You can’t mix Axl Rose music with David Lee Roth spandex pants, Mr. Guitar Player. That’s probably definitely why this song sounds off.
True. It’s like oil and water, if oil was wearing spandex and water was terrible.
I just spent way too much time looking for images of Axl Rose in Spandex Pants to prove you wrong, Shellers, but it seems as though you are correct –
Mr. Rose only rocked the Spandex Short
Are those AXL custom Converse high tops, or just XL high tops? Just keep looking at the high tops, regardless…do not look up at the spandex shorts.
“I’M AXL ROSE LOOK AT MY PENIS” – Axl Rose, every day of his adult life
Right in front of “penis,” you left out the words “rotting and fly-covered”.
I was trying to write a comment about the Brazilian trending topics on twitter, but I couldn’t focus with this playing in the background. Sorry y’all.
If anybody says “They’re pretty.” I will find you and murder you.
That’s my job!
– Chris Hansen
Take it to the bridge!
… Take it off the bridge!
Welcome to Chuck Yeager’s Air Combat!!!!!!
I knew I shouldn’t have bought Chinese Democracy.
“Better than the Beatles.”
-Frank Zappa
(That guy just really didn’t like the Beatles!)
You win, Gabe. You win.
Well, They may be young, but they are already better than Animal Collective.

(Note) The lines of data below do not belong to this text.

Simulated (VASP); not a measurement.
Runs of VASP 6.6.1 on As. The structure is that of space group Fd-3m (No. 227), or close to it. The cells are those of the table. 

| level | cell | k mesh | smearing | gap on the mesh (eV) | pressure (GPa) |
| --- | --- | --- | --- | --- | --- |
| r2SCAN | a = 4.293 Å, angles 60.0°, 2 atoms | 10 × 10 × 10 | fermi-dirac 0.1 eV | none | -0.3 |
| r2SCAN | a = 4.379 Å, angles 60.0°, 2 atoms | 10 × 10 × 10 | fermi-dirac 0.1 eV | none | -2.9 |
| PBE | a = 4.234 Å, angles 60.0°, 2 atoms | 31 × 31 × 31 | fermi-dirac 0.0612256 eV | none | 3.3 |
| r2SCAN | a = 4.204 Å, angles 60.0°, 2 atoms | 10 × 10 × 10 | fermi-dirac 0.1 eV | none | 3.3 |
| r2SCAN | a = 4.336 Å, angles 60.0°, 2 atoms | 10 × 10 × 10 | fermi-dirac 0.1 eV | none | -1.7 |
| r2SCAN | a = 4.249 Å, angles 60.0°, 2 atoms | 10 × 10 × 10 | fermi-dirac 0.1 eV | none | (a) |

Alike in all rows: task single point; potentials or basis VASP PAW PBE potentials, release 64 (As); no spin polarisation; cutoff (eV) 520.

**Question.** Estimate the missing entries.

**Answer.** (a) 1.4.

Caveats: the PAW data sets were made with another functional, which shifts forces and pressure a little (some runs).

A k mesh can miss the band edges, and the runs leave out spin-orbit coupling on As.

BA-ZING, but seriously, animal collective sounds like farts.
YOUR FACE SOUNDS LIKE FARTS!!! STUPID FARTS!!!
I upvoted the cut of your jib, but not the content of your sail (or something?), for Animal Collective sounds like hiccups and wheezes. They are only better than The XX, who — proven science fact, caught on tape here — puts dogs to sleep.
Plagued by guilt a day later, I must note I like Summertime Clothes a lot. But when I told a fan this once, I was criticized for liking “their pop stuff.” Perhaps I hate that fan, not AC.
MERRIWEATHER POST PAVILION AND STRAWBERRY JAM ARE BOTH QUITE LOVELY, ACTUALLY! ALSO, PERSON PITCH!!!!
IT SEEMS LIKE WE ARE ON THE SAME WAVELENGTH, BUT LET’S KEEP YELLING ANYWAY!
You must have some really weird farts, Jobes.
Aahahaha so many upvotes for you dUb-iLL
YOU’RE ALL WRONG!!! (except That One) PANDA BEAR IS A GENIUS (and my bear brother).
GO LISTEN TO KINGS OF LEON, JERKS!
Joke’s on you!! You’re a marsupial!!
And you’re a Robin that thinks it’s a Turkey!
I was shocked that this video was over six minutes long, but then I checked and Sweet Child of Mine is 5:55. So they actually played the whole song. They actually managed to play the whole song.
Well, they played roughly the equivalent number of notes as the song.
Band name?
Fat, gangly and blind?
‘os gordinhos sem camisas’
(it sounds less mean if you say it in another language)
Appetite for Destruction (of my ears)
Take me down to pencil in my ear city.
November Rain (til my ears are filled with water)
It took some Patience to watch all of this. I kept saying to myself, “Don’t Cry,” but It’s So Easy to get overwhelmed by something like this.
Live and Let Me Die?
Knockin’ my head On Heaven’s Door to make it stop!
They beat a Dead Horse? (I will now listen to UYI 1 &2 for the rest of the day at work)
I smell a new official party game; another one which I fail to break 50 upvotes (my life’s dream).
Who’s up to see the Brazilian garage band tour with Final Placement?
Having been in bands since I was 14, and having been in many, many terrible bands, the narrative here is painfully clear.
The guitar player, who watches the DVDs that come with his guitar magazine, has been playing for a year and is saving up for a Les Paul (but at some point will end up with a seven string ESP once he discovers Disturbed). He really thinks that he is great, and he things that he looks great.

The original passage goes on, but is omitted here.